EU urged to commit significant increase in climate commitments by 2020

Renewable Energy

Katowice (Poland), Dec 9 (IANS) As the first week of the crucial UN climate summit ended this weekend, businesses, investors, local authorities, trade unions and NGOs on Sunday called upon the European Union to commit to significantly increase the current climate commitments by 2020, in order to secure a successful outcome of the summit.

Stakeholders standing together as the Coalition for Higher Ambition urged the EU governments attending the 24th Conference of the Parties to the UN Framework Convention on Climate Change, known as COP24, to respond to the landmark 1.5 degrees Celsius Intergovernmental Panel on Climate Change (IPCC) report with urgency and also scaled up ambition.

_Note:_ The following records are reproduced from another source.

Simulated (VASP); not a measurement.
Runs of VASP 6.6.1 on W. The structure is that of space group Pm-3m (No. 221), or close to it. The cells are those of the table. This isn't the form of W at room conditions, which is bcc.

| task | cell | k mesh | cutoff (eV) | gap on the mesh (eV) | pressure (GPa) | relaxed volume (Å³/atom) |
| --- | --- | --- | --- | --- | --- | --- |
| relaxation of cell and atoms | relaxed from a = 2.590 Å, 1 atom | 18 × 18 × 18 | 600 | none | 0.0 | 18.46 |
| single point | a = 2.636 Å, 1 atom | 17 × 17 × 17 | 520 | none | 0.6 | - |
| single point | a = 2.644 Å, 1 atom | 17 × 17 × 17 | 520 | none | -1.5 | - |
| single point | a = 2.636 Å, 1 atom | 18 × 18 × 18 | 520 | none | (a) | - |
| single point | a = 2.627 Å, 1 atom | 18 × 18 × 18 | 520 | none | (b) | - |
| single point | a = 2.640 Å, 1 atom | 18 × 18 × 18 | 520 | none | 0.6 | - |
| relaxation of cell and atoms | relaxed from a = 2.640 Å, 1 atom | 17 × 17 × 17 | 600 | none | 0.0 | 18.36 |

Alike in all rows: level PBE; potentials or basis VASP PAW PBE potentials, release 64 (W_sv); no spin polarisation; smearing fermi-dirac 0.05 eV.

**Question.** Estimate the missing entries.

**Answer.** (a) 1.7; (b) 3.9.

The first week of the talks delivered limited progress on technical issues, but most decisions that are expected from this COP, including a commitment to strengthen all countries’ climate pledges by 2020, are left to the ministers, who will be attending the summit this coming week.

To stimulate progress of the talks, the EU needs to do its best to convince all countries to support such a commitment, including by pledging to substantially increase its own climate targets.

With its new draft long-term strategy calling for achieving net-zero emissions by 2050, the EU brought new ambition to the negotiating table, but it is the increase of the short-term emission cuts by 2030 that will make or break our response to the climate crisis.

Wendel Trio, Director of Climate Action Network (CAN) Europe, told IANS in a statement: “The first week of the climate summit was full of bad news on emissions reaching all-time highs and targets not matching the demands of science.”

“It is clear that governments are not keeping the promises they made three years ago when the Paris Agreement was signed. The second week of the COP is the last chance to correct the course.

“We urge EU leaders to show leadership and ambition, and commit to increase the EU’s 2030 target even beyond the 55 per cent reduction some member states and the European Parliament are calling for,” Trio added.

Yann Francoise, Head of climate, energy and circular economy strategies in Paris, said: “Achieving Paris agreement is already a priority of numerous EU cities. The city of Paris adopted in last March its new Climate Actions Plan to be carbon neutral by 2050 for a fair, inclusive and resilient city.”

“To achieve this ambition, all policies local, regional, national and European should be aligned. The EU should increase its ambition. Thirty years is a short period to achieve this transition which claims social justice initiatives as the same level than mitigation and adaptation solutions. Cities act, have solutions, cities are ready to work together.”

Mir Roca Montserrat, Confederal Secretary of European Trade Union Confederation (ETUC), said: “Scientists and citizens marching in the streets are reminding us that the climate clock is ticking. The ETUC supports the objective of a net-zero emissions EU in 2050, but reaching that objective requires much more ambitious milestones for 2030 and 2040.”

Achieving net zero emissions by 2050 is a viable target for the overall EU economy and a source of opportunities for value and job creation, added Miguel Angel Munoz, head of climate policies.

Experts say the priority outcome at the COP24, which will conclude on December 14, will be the finalisation of the “Paris rulebook”, a Bible for transparent implementation of the 2015 Paris Agreement — the first global treaty to reduce emissions by all rich and poor nations.

The COP24 negotiations, which will see participation of more than 20,000 people from nearly 200 countries, are going to be held in the backdrop of grim news on climate change from three UN environment bodies.

India, one of the participants, has committed itself to reducing its greenhouse gas emissions intensity of gross domestic product (EIGDP) by 33-35 per cent below the 2005 levels by 2030, according to UN Environment.

EIGDP is the amount of greenhouse gas emissions created by a unit of GDP.

Indian Environment Minister Harsh Vardhan, who was attending the summit, said the high level of greenhouse gas emission was a major concern and reaffirmed that India would play a “positive, constructive and balanced role” in the climate summit.

He said India is working hard for achieving the 175 GW target for installed Renewable Energy capacity by 2022.

(Vishal Gulati is in Katowice at the invitation of Climate Trends to cover the 24th Conference of the Parties to the UN Framework Convention on Climate Change, known as COP24. He can be contacted at [email protected])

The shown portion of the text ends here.